Antimony sulfide ore separation commonly employs a flotation process, known for its advantages of simplicity, high antimony recovery rate, and low ore dressing costs. In order to optimize the plant's ore dressing process, improve ore dressing indicators, and reduce production costs, ore dressing experiments were conducted on this antimony sulfide ore, focusing on the flotation process and reagent dosages.

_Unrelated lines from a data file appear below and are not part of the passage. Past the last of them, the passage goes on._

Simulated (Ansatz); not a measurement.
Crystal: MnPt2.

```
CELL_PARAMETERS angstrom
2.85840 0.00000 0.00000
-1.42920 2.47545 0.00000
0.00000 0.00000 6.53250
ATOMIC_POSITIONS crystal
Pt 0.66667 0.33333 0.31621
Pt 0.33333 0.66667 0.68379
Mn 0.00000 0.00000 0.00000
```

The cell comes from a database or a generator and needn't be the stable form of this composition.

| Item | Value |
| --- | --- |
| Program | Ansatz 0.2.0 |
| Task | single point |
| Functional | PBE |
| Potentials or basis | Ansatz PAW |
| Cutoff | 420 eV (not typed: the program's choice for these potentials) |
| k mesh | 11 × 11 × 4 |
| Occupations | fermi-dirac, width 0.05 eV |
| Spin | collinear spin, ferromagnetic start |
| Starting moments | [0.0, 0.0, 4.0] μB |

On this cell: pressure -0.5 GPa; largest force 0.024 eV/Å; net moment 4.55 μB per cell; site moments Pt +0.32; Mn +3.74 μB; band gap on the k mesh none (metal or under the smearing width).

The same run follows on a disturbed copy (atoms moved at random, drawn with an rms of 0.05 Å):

In this ore, representative ore samples were crushed, mixed, and screened to obtain test materials. Analysis revealed that the main valuable element antimony had a grade of 2.16%, primarily in the form of sulfides with an oxidation rate of only 4.15%. The main antimony minerals were stibnite, with small amounts of antimony iron ore and antimony calcium stone, and trace amounts of yellow antimony ore and sulfide lead antimony ore. The sulfides were mainly pyrite, and gangue minerals consisted mainly of quartz, sericite, and calcite.
(1) Stibnite (Antimony Sulfide)
Stibnite is the primary antimony-containing mineral in the sample. It averages 71.54% Sb (antimony) content and has a coarse particle size. Stibnite is commonly associated with gangue minerals such as quartz, while a few stibnite grains are finely embedded in gangue minerals like quartz, calcite, and sericite.
(2) Pyrite (Iron Sulfide)
Pyrite in the sample has relatively high sulfur content. It appears uneven in size, often in the form of coarse-grained self-shaped crystals embedded in gangue minerals like quartz. Its association with stibnite is less intimate.
(3) Quartz
Quartz is one of the main minerals in the sample. Most of the quartz is α-quartz, with a considerable portion having self-shaped granular morphology. Some quartz is intergrown with sericite, while others are associated with pyrite or other minerals as cement.
(4) Sericite
Sericite in the sample forms fine-grained, flaky aggregates. It is a major component in the cementing material of quartz particles, and a few sericite grains are closely associated with iron dolomite.
Based on ore dressing reagent experiments, the activating agent used is lead nitrate with a dosage of 400 g/t; the collecting agent used is M7 reagent, with a roughing dosage of 200 g/t; the dispersant is hexametaphosphate, with a dosage of 200 g/t.
Determination of Grinding Fineness:
Using a "1 Roughing, 1 Scavenging" process with lead nitrate (400 g/t), M7 (200 g/t), and pine oil (40 g/t) under roughing conditions, the impact of grinding fineness on the indicators of coarse and scavenger antimony concentrates was investigated. As grinding fineness increased, the antimony recovery rate in the coarse and scavenger concentrates gradually increased. However, when the content of particles finer than -0.074 mm exceeded 74.56%, the grade of the antimony concentrate decreased significantly, with minimal improvement in antimony recovery rate. Therefore, the appropriate grinding fineness is when particles finer than -0.074 mm account for 74.56%.
Determination of Flotation Process:
(1) Open Circuit Test
Using a "1 Roughing, 2 Scavenging" process, the cumulative antimony recovery rate reached 94.41%. After three stages of scavenging, the antimony concentrate grade reached 43.99%, with an antimony recovery rate of 78.26%.
(2) Closed Circuit Test
Under the condition of a grinding fineness of -0.074 mm accounting for 74.56%, using sodium hexametaphosphate as the dispersant, lead nitrate as the activating agent, M7 as the collecting agent, and pine oil as the foaming agent, a "1 Roughing, 3 Cleaning, 2 Scavenging" closed-circuit flotation process was employed. This yielded an antimony concentrate with a grade of 35.30% and an antimony recovery rate of 93.52%.